# Running parallel Julia code on MIT Supercloud

**Shuvomoy Das Gupta**

*December 1, 2020*

In this blog, we will discuss how to run parallel `Julia`

code on MIT Supercloud. For the basics on how to run `Julia`

code in MIT Supercloud, please see my previous blog post here.

**Table of contents**

As an example for running parallel code, we will consider solving sparse regression problem.

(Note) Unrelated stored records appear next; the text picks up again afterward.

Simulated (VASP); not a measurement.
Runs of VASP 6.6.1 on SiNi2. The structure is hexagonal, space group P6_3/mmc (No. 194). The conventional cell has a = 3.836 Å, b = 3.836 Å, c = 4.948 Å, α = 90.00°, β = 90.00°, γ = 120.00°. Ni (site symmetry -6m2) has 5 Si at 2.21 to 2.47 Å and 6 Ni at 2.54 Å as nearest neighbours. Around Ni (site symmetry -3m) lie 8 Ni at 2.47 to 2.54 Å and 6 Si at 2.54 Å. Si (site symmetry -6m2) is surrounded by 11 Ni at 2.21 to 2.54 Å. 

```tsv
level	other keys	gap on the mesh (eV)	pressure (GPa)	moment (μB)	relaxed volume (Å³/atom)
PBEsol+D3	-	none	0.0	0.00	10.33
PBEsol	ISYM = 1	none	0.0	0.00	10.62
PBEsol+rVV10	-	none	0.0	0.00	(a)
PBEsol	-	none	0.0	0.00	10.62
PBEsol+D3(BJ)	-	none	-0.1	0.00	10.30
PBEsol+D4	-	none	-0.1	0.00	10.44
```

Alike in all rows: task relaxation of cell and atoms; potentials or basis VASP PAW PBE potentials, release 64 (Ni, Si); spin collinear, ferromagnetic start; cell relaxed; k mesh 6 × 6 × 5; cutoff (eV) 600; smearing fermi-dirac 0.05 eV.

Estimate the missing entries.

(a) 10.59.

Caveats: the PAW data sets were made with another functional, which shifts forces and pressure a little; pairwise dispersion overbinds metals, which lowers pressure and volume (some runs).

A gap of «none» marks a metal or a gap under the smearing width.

## Sparse regression problem.

The sparse regression problem (also known as regressor selection problem) is concerned with approximating a vector $b\in\mathbf{R}^{m}$ with a linear combination of at most $k$ columns of a matrix $A\in\mathbf{R}^{m\times d}$ with bounded coefficients. The problem can be written as the following optimization problem

$\begin{equation} \begin{array}{ll} \textrm{minimize} & \|Ax-b\|_{2}^{2}+\frac{\beta}{2}\|x\|^{2}\\ \textrm{subject to} & \mathbf{card}(x)\leq k\\ & \|x\|_{\infty}\leq M, \end{array} \end{equation}$where $x\in\mathbf{R}^{d}$ is the decision variable, and $A\in\mathbf{R}^{m\times d},b\in\mathbf{R}^{m},$ and $M>0$ are problem data. The term $\mathbf{card}(x)$ represents the number of nonzero components of the vector $x$.

**Setup.** We have a nonconvex optimization problem (sparse regression problem) and an algorithm `NExOS`

that is able to compute a locally optimal solution of this problem under certain regularity conditions. Depending on different initializations, `NExOS`

will provide us with different locally optimal solutions. So, naturally we can think of initializing our algorithm with different random points, observe the solutions provided by `NExOS`

for different initializations and then pick the locally optimal solution that corresponds to the smallest objective value. We can achieve this task by using parallelization techniques provided in `Julia`

. For this blog, we will consider `pmap`

.

**Julia Code.** The code for the `julia`

file is given below, please save it in a text file and name it `pmap_julia.jl`

.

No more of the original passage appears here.